Welcome + Worship + Witness

The Rector: Taxing questions

22 October 2017
10.30 Sung Eucharist
Nineteenth Sunday after Trinity
Canon Simon Cowling
Isaiah 45. 1-7; Matthew 22. 15-22  

The godless florin This was the name given to a coin struck by the Royal Mint in 1849. It was the United Kingdom government’s first attempt to simplify the nation’s coinage by decimalisation. The inscription on the reverse of the coin made this intention clear: one florin; one tenth of a pound. But what made the coin scandalous in the public’s eye was not the intention to decimalise; it was what was on the other side of the coin. Victoria’s reassuringly dignified image and name were there. What was absent were the familiar words in Latin by the grace of God, and defender of the faith. The godless florin was quickly withdrawn and replaced by another version, though the two shilling piece continued to be an outrider for decimalisation for one hundred and twenty years until the government finally realised its ambition in 1971.

All of which goes to show that, for all their apparent innocuousness, coins can be controversial – something demonstrated by this morning’s gospel reading. Like our 1849 florin, the controversial coin referred to in the reading was also considered godless by most Jews. It was the coin that they were required by the Roman occupiers to use in order to pay the annual poll tax – a tax the Romans levied on all adults under their rule. The highly abbreviated Latin text around the emperor’s image on the coin’s obverse read, Caesar Augustus Tiberius, son of the Divine Augustus. The image of the emperor would have been offensive because it was a clear violation of the divine commandment against creating images; the inscription would have been offensive because of the phrase Divine Augustus – a reference to the fact that Roman emperors were considered to be gods after they had died. No observant Jew could possibly concede that there was any God except the one true God to whom the Jerusalem Temple bore witness.

This is the background to the question that the Pharisees and the Herodians ask Jesus: Is it lawful to pay taxes to the emperor or not? It is a good example of what philosophers rather grandly call a complex question fallacy – what you or I would call a loaded question, a question to which it is apparently impossible to give an answer that will not be compromising one way or another. If Jesus’s answer is ‘yes – it is lawful to pay taxes to the emperor’ he is laying himself open to the charge of supporting a tax imposed by a godless occupying force that bore particularly heavily on the poor. This would have made him very unpopular with the majority of his compatriots. On the other hand if Jesus’s answer is ‘no – it is not lawful to pay taxes to the emperor’ he is laying himself open to the charge of sedition which would have made him a person of interest to the Roman occupiers – and not in a good way.

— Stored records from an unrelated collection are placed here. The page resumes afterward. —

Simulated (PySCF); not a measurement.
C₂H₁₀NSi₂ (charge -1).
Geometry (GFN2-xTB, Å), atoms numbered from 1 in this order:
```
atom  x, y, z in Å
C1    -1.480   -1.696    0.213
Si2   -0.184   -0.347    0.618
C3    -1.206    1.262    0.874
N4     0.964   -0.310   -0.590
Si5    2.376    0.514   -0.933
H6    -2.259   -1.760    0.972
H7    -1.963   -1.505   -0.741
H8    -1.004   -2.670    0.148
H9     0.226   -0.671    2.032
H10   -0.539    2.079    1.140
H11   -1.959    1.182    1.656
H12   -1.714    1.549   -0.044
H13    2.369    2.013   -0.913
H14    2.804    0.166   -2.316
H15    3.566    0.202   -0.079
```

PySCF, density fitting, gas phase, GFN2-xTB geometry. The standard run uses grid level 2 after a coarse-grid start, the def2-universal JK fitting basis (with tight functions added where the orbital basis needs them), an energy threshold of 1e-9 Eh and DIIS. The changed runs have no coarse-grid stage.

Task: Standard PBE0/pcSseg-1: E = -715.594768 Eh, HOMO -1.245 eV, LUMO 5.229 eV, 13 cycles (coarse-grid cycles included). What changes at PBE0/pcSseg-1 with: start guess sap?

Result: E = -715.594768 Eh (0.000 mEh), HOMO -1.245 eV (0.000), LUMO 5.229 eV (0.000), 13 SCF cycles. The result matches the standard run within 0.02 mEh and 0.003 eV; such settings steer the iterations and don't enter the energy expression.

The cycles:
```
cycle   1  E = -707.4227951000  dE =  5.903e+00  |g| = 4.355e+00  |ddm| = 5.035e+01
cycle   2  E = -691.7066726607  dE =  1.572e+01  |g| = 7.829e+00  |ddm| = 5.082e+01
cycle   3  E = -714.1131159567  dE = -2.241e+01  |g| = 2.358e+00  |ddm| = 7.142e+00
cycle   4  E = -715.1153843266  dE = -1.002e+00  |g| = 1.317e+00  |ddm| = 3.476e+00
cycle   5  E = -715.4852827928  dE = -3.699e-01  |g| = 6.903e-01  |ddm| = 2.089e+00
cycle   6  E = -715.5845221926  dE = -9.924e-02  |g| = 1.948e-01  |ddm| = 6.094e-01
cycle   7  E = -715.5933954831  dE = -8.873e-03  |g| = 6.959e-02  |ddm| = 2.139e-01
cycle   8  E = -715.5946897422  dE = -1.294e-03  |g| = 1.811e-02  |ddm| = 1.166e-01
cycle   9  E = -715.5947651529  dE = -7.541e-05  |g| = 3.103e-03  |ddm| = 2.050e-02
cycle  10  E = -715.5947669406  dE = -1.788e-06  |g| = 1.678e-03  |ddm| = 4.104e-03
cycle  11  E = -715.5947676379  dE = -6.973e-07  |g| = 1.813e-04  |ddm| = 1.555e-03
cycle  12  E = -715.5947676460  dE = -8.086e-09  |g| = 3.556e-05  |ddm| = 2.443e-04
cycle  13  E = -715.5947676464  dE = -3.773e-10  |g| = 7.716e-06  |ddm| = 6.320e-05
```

Jesus’s opponents are trying to trap him, of course. His eventual answer has become one of his most memorable utterances, but Jesus gets the better of his opponents before he even answers the question. Having bluntly responded to their false flattery about his sincerity and lack of partiality by calling them hypocrites, he asks to see the coin that is used for the tax. As soon as his opponents produce the coin, a Roman denarius, they are done for. They have publicly demonstrated that they are complicit in the economics of occupation because they use the coinage of their conquerors. Jesus does not have a coin and so immediately gains the moral advantage. He presses home this advantage by asking his questioners to name the person whose image and inscription is on the coin. They name the emperor. At this point Jesus appears to concede that, if the coin belongs to the emperor, it can be given to pay the tax: give therefore to the emperor the things that are the emperor’s. But the concession is quickly and brutally qualified by a magnificent coup de grace: (give) to God the things that are God’s. Jesus’s critics are amazed. Silenced, outwitted, they leave him and go away.

The brevity of Jesus’s response about the question of tax is in inverse proportion to the huge amount of subsequent theological debate about what he meant by his answer. For some, Jesus’s answer is proof that God and politics –of which tax is taken to be representative – should be kept separate; for others, Jesus’s answer is proof that the law is the law and we are under an obligation to obey the law whatever our theological convictions; for still others, Jesus’s answer is proof that religious conviction is a matter of the heart, bearing no relevance to what you choose to do with your money. What all these interpretations, and many others, have in common is that they tend to reflect the more general underlying theological and political convictions of those who espouse them. This observation applies to preachers as much as anyone else, so my concluding remarks about this enigmatic gospel passage might be most appropriately received as a continuation of a theological conversation.

Hundreds of years before Christ, when King David is praising God for the gifts that have been offered for the building of the temple in Jerusalem, he offers a reminder of the one it is to whom we all owe ultimate allegiance: all things come from you, O Lord, and of your own have we given you.  I believe that it is, at the very least, highly likely that these words lie behind the final part of Jesus’ answer to the question about paying tax: (give) to God the things that are God’s.  Jesus is reminding his opponents, and us, that in God’s economy there is absolutely no division between the sacred and the secular, the political and the religious. All that we are and all that we possess belong entirely to God; every decision we make – moral, practical, political – will be judged in the light of the one and only commitment that cannot be relativized: our commitment to serve God. I also believe that it is this subtle but unanswerable theological assertion that amazes, silences, and outwits Jesus’s opponents.  They realise that Jesus has stepped aside from the binary choice they had thought to entrap him with.  As one writer has succinctly put it, Jesus has allowed that we may divide our budget, but has reminded us that we must never divide our ultimate allegiance.